Small Map-Reduce system for log processing.
The current project is an extremely simple implementation of a local system to process log files. It is strongly based on Map-Reduce primitives, but does not implement all of its properties.
The project is composed of 3 main packages simulating a Map-reduce distributed architecture:
-
dfs The DFS package simulate a distributed file system and provide to the users an transparent interface for interacting with files and folders.
-
master The master package contains the classes that deals with the nodes services and jobs submissions, orchestrating jobs to idle nodes and its steps. MasterService provides an simple interface for starting the Map-Reduce engine.
-
node The node package provides the interface for the implementation of the user Map-Reduce process, it comes with the basic map and reduce methods, called by a master service and some auxiliaries isIdle and shuffle.
- I assumed that the system is data bounded, i.e. any single log file can fit in memory, so there is no splitting process implemented.
- The process starts from a environment class, where the DFS, Master and Node services are configured and the jobs submitted.

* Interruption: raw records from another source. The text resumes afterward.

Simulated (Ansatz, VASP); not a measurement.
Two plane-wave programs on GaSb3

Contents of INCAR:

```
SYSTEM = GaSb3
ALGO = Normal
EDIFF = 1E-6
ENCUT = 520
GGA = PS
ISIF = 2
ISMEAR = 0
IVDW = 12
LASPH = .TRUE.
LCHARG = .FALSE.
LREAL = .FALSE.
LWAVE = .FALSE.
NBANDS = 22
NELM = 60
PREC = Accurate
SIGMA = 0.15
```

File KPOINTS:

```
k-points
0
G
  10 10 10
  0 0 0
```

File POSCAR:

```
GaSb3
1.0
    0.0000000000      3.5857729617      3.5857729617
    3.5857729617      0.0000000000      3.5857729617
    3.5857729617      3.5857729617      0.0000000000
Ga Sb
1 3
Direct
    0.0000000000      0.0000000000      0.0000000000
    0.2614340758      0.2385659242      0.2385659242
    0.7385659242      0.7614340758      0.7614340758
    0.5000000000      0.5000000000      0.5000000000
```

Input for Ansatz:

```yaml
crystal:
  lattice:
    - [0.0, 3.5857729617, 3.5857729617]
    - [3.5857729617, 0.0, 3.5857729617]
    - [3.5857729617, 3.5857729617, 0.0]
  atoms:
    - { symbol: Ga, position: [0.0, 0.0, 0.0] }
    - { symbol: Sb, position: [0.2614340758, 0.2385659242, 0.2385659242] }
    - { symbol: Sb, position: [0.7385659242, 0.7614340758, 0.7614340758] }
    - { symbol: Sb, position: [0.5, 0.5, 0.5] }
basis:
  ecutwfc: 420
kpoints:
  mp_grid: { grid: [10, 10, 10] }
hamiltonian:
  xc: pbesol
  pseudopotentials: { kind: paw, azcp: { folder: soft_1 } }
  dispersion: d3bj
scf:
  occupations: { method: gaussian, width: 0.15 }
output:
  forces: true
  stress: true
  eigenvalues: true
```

- Disk space is not a problem, during the process some temporary files are created for buffering propose, as woudn't be possible to load all data in memory.
In order to setup as an Eclipse project and download its dependencies, issue the comands under the project's directory:
$ mvn eclipse:eclipse
Open Eclipse, select File > Import...
and Choose Existing Projects into Workspace
.
Browse the project's directory, select all the sub-projects and finish.
Setup your environment as the example in StartEnv.java and run your process.